Five US soldiers have been killed in a roadside bomb attack in the northern Iraqi city of Mosul, the US military has said.
A patrol that was hit in the explosion then came under small arms fire before US and Iraqi forces secured the area, Reuters news agency reports.
Iraqi Prime Minister Nouri Maliki announced the start of a major offensive in Mosul on Friday.
The ethnically mixed city has seen a rise in violence over the last year.
US commanders have said that Mosul is now the last large city with a significant al-Qaeda presence, after militants were driven from the Iraqi capital and Anbar province.
Last Wednesday the city was rocked by an explosion at a block of flats believed to house a bomb-making factory that left at least 34 people dead and hundreds injured.
A day later, a local police chief and two officers were killed in an ambush as they toured the scene of the blast.
Mr Maliki announced then what he said would be a "decisive" operation, and Iraqi army tanks and helicopters began to arrive in the city along with troop reinforcements on Sunday.
Elsewhere in Iraq, allies of the radical Shia cleric Moqtada Sadr said on Monday that they had urged him to follow through on threats not to extend a ceasefire agreed by his militia, the Mehdi Army.

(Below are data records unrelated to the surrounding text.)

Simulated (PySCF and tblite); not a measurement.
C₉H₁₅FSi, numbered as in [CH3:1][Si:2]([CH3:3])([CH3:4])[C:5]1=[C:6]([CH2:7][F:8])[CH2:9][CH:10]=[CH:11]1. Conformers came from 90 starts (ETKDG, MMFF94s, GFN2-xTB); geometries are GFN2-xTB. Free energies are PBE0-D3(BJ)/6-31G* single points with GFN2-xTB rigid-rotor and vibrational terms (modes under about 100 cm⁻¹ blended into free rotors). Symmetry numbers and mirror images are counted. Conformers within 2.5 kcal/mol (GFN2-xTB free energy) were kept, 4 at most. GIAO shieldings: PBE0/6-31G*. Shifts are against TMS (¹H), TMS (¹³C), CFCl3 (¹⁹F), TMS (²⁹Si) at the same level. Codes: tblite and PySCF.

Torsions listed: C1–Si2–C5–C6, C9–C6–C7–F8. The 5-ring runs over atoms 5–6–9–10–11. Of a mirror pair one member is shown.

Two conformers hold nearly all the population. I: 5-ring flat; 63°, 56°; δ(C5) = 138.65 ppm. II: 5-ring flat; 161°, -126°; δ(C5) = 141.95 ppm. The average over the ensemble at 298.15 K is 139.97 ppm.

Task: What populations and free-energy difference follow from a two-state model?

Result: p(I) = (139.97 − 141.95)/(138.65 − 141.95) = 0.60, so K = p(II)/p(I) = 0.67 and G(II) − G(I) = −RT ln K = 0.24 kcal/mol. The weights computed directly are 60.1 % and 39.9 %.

They are angry at the continued pursuit by US and Iraqi forces of so-called rogue elements not observing the ceasefire.
The cleric and his supporters have also alleged that rival Shia militias have continued to operate within the Iraqi security forces and target their followers.
The six-month truce, due to expire at the end of February, is seen as one of the key causes of a sharp drop in violence in and around Baghdad.
An increase in US troop numbers has also been credited with reducing the violence.